Margaret Fiedler Koehler

Margaret Fiedler Koehler

Margaret (Peg) M. Fiedler Koehler graduated from Mineral Point High School in 1973. After graduating high school Koehler attended UW-Platteville where she earned her Bachelor of Science degree in Education, graduating in 1977. 

From 1979-1984, she taught economics and sociology at Mineral Point High School. Judge Koehler was nominated Teacher of The Year by the Mineral Point student body. She later served on the Mineral Point School Board from 1990-1994. 

Following teaching Koehler attended the University of Wisconsin Law school, where she received her law degree, graduating with honors, in 1987. After finishing law school, Koehler practiced as an attorney in Dodgeville. In 1998 Koehler moved her practice to Mineral Point. She was the Mineral Point City Attorney from 1992-2003.

As a judge, Koehler practiced law in Southwest Wisconsin including Iowa County, Green County, Grant County, Lafayette County, Richland County, and Dane County.

 Koehler’s practices include an emphasis on family law and Guardian ad Litem work, where she has litigated many family law matters. Koehler has represented children as a Guardian ad Litem, where her recommendations have been followed by the Court, about the placement of children. When asked what issues she saw in her job that kept her up at night, she said, “My decisions, but not very much. Prepare for decisions you make. Things can go either way.” 

 Judge Koehler handles involvement of personal injury; probate and estate planning; real estate; contracts; municipal law along with other civil matters. 

She has served on multiple State Bar committees, including the State Bar General Practice Committee and the Office Lawyer Regulation, In which she currently serves.

Judge Koehler is currently Board Director for Farmers Savings Bank, along with being a Trustee on the Board for Upland Hills Health. 

Judge Koehler’s background gives her the expertise to be a firm, fair, and impartial judge. 

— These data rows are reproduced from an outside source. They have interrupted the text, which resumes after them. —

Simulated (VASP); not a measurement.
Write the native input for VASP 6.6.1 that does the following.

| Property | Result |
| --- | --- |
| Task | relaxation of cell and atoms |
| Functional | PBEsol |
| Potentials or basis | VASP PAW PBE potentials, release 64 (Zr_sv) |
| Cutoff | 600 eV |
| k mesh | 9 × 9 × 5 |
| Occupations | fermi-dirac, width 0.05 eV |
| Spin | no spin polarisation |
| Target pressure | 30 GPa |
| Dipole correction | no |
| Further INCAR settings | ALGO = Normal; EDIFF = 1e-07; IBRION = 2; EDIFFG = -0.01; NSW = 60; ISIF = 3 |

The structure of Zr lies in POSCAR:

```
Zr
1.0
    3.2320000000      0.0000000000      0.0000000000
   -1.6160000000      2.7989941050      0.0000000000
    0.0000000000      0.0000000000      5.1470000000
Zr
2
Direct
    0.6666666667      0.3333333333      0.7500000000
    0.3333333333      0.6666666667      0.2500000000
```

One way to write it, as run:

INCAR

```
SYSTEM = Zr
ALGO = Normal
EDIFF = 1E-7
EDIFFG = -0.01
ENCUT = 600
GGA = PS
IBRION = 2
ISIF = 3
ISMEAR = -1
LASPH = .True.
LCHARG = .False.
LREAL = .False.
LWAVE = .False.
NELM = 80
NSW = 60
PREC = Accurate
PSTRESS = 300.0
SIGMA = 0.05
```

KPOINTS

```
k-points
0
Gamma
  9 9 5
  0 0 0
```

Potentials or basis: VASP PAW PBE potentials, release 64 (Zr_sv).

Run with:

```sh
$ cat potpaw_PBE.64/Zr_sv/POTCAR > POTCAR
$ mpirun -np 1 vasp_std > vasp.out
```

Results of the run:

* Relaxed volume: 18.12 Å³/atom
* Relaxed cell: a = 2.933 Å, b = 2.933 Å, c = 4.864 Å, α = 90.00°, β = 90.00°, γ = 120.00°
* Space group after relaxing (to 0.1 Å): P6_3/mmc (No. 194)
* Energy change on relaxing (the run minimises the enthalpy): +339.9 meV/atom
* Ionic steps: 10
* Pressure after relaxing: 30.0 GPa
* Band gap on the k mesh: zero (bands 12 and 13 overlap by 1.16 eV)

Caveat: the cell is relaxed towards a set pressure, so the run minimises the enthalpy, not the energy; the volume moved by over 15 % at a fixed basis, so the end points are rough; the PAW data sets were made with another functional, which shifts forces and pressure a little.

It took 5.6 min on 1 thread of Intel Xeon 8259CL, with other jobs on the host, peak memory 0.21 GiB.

When asked when she realized she wanted to pursue the path that led her to become a judge she said, “about age 12 I wanted to be a lawyer, but later on I realized that I wanted to be a judge.” 

The advice she would give to her high school self and others was, “to pay attention to English, take history, and grades mean everything. To study hard, because without good grades you will not be successful.”